On Knowing Unknowing: A Material Narrative
On Knowing Unknowing: A Material Narrative
Nancy Azara
Yevgeny Fiks
Maia Cruz Palileo
Sun You
Curated by Zahar Vaks
October 1 – 30, 2016
Opening Reception:
Saturday, October 8th, 2016, 6-9pm
Behind this crazed,
Beloved veil,
Are vision after twilight vision
Loving you.
And staking out a clearing
In the jungle,
From an alley,
Bearing an emancipating taste
For your release alone,
Your very presence on the scene,
Repeating to you:
In the diamond,
On the corner,
We first heard
Those wild words,
From pistols
To the core,
Our body dog,
Our movie mind in avalanche,
Our peacock heart,
The double-dealer,
Frantic, no-look pass
To spirit,
Floating upwards
From slick lips
Where all life poured,
And downward
From the dark and moon,
Our miracle,
Our earth-sick sun.
Alexander Nemser
People seek out different things. Some want clarity while others yearn for ambiguity. Some plan methodically while others rely on instinct and improvisation. Some want to focus on one thing and master it, while others glean from multiple practices. The act of making allows us to make and unmake, act and react, know and un know.

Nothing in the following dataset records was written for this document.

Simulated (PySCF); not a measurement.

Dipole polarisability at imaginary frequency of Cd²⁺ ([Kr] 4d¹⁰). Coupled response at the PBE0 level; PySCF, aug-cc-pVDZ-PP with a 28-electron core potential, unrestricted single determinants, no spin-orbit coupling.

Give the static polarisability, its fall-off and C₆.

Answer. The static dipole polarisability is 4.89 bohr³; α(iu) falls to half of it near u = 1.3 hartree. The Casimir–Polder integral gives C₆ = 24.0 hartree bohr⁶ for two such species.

In ” On Knowing Unknowing: A Material Narrative artists Nancy Azara, Yevgeny Fiks, Maia Cruz Palileo, and Sun You address the space between knowing and unknowing. There is a spectrum of what is acquired knowledge and what is intuition.
Nancy Azara paints, carves, traces, cuts, and moves around her materials in a way that negotiates raw instinct with thoughtful deliberation with a very specific and intricate thinking. The work embodies serious play. Surface is super rough yet delicate. There is a definite sense of knowing the materials yet the forms and imagery continue to unravel into the unknown.
Yevgeny Fiks conducts rigorous research that dictates his work. He is inspired by the collapse of the Soviet Union. His work makes us take a closer look at the accepted Soviet history and offer a lens that shows repressed histories. Fiks also muses on weaving the Soviet and Yiddish narratives. Imagine a painting of a Soviet Era satellite flying over the oldest Synagogue in Russia. The moonlight glares off of the satellite making it read like a constellation circumambulating around the illuminated star of David.
Maia Cruz Palileo creates painting that fuses her memories with an imagined narrative. The paintings are inspired by the oral histories passed down in her family. Ghost images emerge out of the woven and layered marks. The background and forms merge while maintaining their distinction. Her black and white paintings don’t feel like the absence of color. You look at the narrative of these paintings and you feel like you know the source but just cant seem to verbalize. Memories in the mist of mysterious mirages.
Sun You makes objects by assembling various metals and connecting them with magnets. The intimate scale work commands the space around it. Other times the metal pieces are attached to pieces of painted wood, or fabric where she taps into the physicality of painting and combines it with her mode of composing found and sculpted objects. There is a spontaneity present in how these are composed, overtime the playful spontaneous gestures accumulate to a kind of instinctive knowing. The compositions offer a beautiful conversation between the fragmented and the whole.